Long Islanders prepare for annual 9/11 tribute

Time heals all wounds but for those who lost loved ones on September 11, it doesn't get any easier.

Lisa Burch lost her beloved big brother Andrew Stern. 

"He was always there for everybody, he was everybody's friend," she said. "You can never ever forget but I think that you can figure out how to live every day honoring the person who you lost." 

Each year on September 11, Burch and hundreds of other Long Islanders start their day on the beach in Point Lookout. 

The Town of Hempstead holds one of the largest sunrise memorial services to remember the lives of more than 450 Long Islanders who died on 9/11 and the lives lost in the weeks, months and years after to 9/11-related illnesses. 

Retired FDNY Lt. John Fee visits the site to pay his respects to friends lost. Among them is FDNY Firefighter Keith Young, who perished in March. 

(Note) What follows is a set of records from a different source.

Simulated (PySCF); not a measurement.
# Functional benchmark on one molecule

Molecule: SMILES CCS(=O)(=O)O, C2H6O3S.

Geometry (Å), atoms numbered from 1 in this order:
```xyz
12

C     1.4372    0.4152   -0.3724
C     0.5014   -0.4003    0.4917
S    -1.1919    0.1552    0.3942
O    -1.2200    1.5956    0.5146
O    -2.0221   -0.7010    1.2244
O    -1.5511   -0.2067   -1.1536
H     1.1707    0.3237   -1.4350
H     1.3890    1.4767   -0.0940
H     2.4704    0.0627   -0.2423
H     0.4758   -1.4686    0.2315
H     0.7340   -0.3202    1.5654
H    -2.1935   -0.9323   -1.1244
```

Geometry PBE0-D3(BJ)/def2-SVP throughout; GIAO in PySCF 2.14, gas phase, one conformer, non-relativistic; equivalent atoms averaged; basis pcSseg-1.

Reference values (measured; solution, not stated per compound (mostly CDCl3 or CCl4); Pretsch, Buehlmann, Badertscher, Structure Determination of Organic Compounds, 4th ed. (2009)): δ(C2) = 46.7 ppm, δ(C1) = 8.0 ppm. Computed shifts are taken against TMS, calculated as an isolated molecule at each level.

"He was so dedicated to his passions, obviously his family, his work," Fee said. "And he was an excellent cook, too."

The service is held on the same beach where hundreds of residents gathered on September 11, 2001, looking west toward Lower Manhattan watching in horror as part of the skyline disappeared. 

"I want them to just come here and find that we can come together as a community, put aside our differences on this day," Hempstead Town Supervisor Laura Gillen said. "And remember those who we've lost."

Last year, the town dedicated a September 11 monument featuring a 30-foot tall beam of World Trade Center steel, granite plaques engraved with the names of the nearly 3,000 people who died in the attacks, a meditation table, and a pear tree grown from a seedling from the so-called survivor tree that lived through the destruction at ground zero. 

New this year is a memory box for people to write letters to victims. 

"We can still remember our loved ones. We have places like the beach, we have these beautiful memorials that have been built," Burch said. "And we do things in their name and it keeps us going."